RENO — Lincoln County freshman guard Dantley Walker did his job in the first half against Needles.
Then Kevin Hannig and Eric Rippetoe took over.
Hannig and Rippetoe combined for 20 points in the fourth quarter, leading the Lynx to a 78-69 victory in the Class 2A boys state basketball final Saturday at UNR’s Lawlor Events Center.
With Needles playing tight defense against Walker, who scored 36 points against Rite of Passage in the semifinals, the 6-foot-2-inch Hannig (27 points) and 6-4 Rippetoe (19) constantly drove the lane against the Mustangs, using their bodies well in the paint.
They combined to hit 9 of 12 free throws in the final quarter.
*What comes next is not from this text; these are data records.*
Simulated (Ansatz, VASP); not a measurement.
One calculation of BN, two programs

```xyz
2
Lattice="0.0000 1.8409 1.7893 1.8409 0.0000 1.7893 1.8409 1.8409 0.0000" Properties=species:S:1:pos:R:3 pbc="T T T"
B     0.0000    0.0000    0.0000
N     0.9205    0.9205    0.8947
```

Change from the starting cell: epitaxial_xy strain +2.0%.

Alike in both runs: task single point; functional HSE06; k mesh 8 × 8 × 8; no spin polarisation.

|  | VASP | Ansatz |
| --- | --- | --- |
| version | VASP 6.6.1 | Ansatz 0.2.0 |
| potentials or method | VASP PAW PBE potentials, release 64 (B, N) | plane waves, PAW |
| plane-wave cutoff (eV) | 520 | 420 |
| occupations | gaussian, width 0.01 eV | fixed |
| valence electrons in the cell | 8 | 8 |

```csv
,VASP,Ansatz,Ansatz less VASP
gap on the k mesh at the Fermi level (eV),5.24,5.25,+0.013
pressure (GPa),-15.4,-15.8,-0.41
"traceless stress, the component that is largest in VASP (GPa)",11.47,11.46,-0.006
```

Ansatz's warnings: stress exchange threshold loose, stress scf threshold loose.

“(Walker) came out like he always does — with confidence — and got us going,” coach Mike Wood said. “They really keyed on him in the second half, and I thought (Hannig) really stepped up then.”
Not just on offense, though.
After Mustangs forward Darra Russell made three 3-pointers in the first quarter against Lincoln County’s zone defense, the Lynx switched to man-to-man. Hannig picked up Russell, holding him scoreless in the second quarter.
Though Russell scored 25 points, Hannig did what he wanted — making up for two state final losses to The Meadows in the last three years.
“My defensive assignment all year has been to shut down the best player — but Darra Russell is a hell of a player,” Hannig said. “Man, he’s hard to stop.
“But I wasn’t letting this one get away from me.”
Walker finished with 13 points.
Forcing turnover after turnover, collecting rebound after rebound, Needles was simply too good during a first-quarter stretch against Lincoln County in the Class 2A girls final.
The Mustangs used that six-minute stretch to take a 17-2 lead and eventually beat the Lynx, 63-39. Forward Marinda Brackett keyed the run, scoring seven of her 14 points.
But it was the rebounding of Louise Solomon that gave Needles so many opportunities. Solomon grabbed six boards in the first quarter and 13 for the game, and added 14 points.
“If you’re a guard and you box her out, she’s going to go up and get it before it gets to you,” Needles coach Billy Powell said. “If you’re a post player and you stand next to her and don’t get your butt on her, she’s coming down with (the ball).”
The Mustangs played with confidence throughout the game, coming in with 19 straight wins. But in winning their 20th straight, and fourth of the season over Lincoln County, Needles overcame two consecutive losses in the state finals.
“We were confident, but on the other hand, it was even more incentive to win. If we lost, it would be twice as bad because we’d already beaten them,” Solomon said. “I was just more relieved.”